Southern Africa: Zimbabwe-Zambia Sign Anti-Corruption MOU

18 October 2019

Zimbabwe and Zambia on Wednesday signed a Memorandum of Understanding (MoU) which will see the two neighbours cooperating in fighting corruption and cross border crimes.

Some of the crimes identified include money laundering, tax evasion and drug trafficking.

Zimbabwe Anti-Corruption Commission (ZACC) chair Justice Loice Matanda-Moyo signed the MoU with her Zambian counterpart Rosemary Nkonde-Khuzwayo who is acting general manager of the Anti-Corruption Commission (ACC) in the Zambian border town of Livingstone.

Both countries are signatories to the United Nations Convention Against Corruption (UNCAC) which encourages member states to enter into bilateral relations for cooperation of law enforcement agencies.

ZACC hopes to use the MoU to trace and recover proceeds of crime.

"Corruption is a complex and global social phenomenon which permeates across borders and therefore can never be fought in isolation. We need joint efforts at local, regional and international levels to win in the fight against this menace and this MoU will strengthen our skills capacity through sharing expertise and creating easy coordination in the investigation of corruption cases.

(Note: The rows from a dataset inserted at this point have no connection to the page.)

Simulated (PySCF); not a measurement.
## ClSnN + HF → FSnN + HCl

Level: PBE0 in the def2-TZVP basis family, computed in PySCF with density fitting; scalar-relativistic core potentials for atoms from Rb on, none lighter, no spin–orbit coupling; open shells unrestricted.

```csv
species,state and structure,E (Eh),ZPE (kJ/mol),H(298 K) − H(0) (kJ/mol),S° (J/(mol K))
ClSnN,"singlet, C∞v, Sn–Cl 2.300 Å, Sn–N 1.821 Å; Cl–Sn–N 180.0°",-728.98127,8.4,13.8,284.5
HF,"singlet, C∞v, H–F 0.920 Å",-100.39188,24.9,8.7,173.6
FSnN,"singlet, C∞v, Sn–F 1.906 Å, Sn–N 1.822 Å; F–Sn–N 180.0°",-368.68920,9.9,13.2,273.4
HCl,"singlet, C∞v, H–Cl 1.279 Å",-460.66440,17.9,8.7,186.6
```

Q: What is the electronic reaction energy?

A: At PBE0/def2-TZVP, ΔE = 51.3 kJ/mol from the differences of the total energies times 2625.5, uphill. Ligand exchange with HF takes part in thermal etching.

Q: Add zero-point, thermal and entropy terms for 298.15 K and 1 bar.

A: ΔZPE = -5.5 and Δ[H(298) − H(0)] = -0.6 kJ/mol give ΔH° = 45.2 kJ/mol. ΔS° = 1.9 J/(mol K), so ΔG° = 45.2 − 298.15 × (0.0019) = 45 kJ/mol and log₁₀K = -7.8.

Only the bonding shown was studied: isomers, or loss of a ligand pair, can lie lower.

"Today we are here to formalise this collaboration in the exchange of information, joint investigations, mutual assistance in the recovery of proceeds of crime and exchange of skilled personnel among other areas," said Justice Matanda-Moyo.

The Zimbabwean High Court judge said ZACC is interested in investigating some individuals who are suspected to have been involved in money laundering with some assets having been identified in Britain.

ZACC will be working with a UK based company to trace proceeds of crime and repatriate funds and forfeit some assets if investigations prove they were acquired illicitly using stolen money.

Zambia's Nkonde-Khuzwayo blamed cross border crime on globalisation which she said makes it easier for people involved in illegal activities and corruption to hide their crime proceeds in other countries.

"Challenges in one of the two countries affects the other hence the need to work together to fight the common enemy, corruption through an MoU," she said.

The MoU will be valid for five years when both countries hope to have gone far enough in attempts to control the prevalence of graft.